I like it!
Thanks Dave for this and so many fascinating videos!
As it happens, I was doing just this same experiment last weekend: making a bode plot to measure frequency response of an 30+ year-old Nakamichi cassette recorder. (It was out of spec over the full audio range, but amazingly good up to 10Khz. TDH measured < 1%, too!)
I ran into a problem, though. The deck has 3 heads--one for erase, one for record and one for playback. The tape is pulled across the three in that order, so when you record, the input signal is recorded to freshly erased tape and is immediately available for real-time monitoring. Very neat.

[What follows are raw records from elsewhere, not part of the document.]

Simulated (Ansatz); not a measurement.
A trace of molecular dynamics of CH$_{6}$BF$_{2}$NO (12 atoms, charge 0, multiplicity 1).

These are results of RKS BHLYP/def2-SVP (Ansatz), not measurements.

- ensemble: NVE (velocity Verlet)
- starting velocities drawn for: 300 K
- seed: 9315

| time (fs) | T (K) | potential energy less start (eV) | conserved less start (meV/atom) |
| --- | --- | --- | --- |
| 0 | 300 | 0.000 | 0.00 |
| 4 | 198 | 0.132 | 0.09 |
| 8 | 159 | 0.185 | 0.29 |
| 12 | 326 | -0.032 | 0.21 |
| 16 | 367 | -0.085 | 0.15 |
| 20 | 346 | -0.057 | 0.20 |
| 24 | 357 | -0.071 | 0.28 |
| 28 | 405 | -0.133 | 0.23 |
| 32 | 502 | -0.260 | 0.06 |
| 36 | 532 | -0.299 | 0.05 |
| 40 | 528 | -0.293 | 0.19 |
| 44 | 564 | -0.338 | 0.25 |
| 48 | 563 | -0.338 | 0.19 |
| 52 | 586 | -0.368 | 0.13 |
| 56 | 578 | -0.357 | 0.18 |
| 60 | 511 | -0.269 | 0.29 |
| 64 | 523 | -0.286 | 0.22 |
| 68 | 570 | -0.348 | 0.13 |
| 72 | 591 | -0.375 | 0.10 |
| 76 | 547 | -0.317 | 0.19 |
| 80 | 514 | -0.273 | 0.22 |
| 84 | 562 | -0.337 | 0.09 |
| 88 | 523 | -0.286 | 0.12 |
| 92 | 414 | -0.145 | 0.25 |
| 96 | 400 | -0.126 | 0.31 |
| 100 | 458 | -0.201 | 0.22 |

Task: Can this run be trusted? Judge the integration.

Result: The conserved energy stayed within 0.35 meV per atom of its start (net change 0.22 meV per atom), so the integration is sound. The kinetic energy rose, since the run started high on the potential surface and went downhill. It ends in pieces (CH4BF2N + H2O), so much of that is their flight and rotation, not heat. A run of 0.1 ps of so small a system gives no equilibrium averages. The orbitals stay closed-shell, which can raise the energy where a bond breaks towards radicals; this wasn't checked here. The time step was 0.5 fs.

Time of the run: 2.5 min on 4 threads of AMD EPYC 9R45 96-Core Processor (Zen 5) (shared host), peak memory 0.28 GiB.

But, there's a small delay between these actions because the tape travels across them at a rate of 1 7/8 inches/sec. This caused me some grief: the playback head was picking up up the sweep, alright, but it was delayed from the signal generator sync by the time it takes for the tape to move from the record head to the playback head.
I could find no way to adjust my analog oscilloscope to compensate for this, so I had bode plots that "wrapped" around the screen and looked pretty lame.
Any ideas of how--with a plain-old function general/sweep and plain-old analog scope--to get the nice end-to-end bode plot in a situation like this, where the filter introduces significant delay between the input and output?
And, while I'm at it, let me ask you if you have any ideas of how to measure wow and flutter with simple instruments like this. There I was totally stumped! (And this is where the old tape deck probably has the most trouble, in fact.) That would be a very interesting topic for another video. (Forgive me if you already did this years ago and I missed it!)
Thanks again for the cool tutorial, Dave!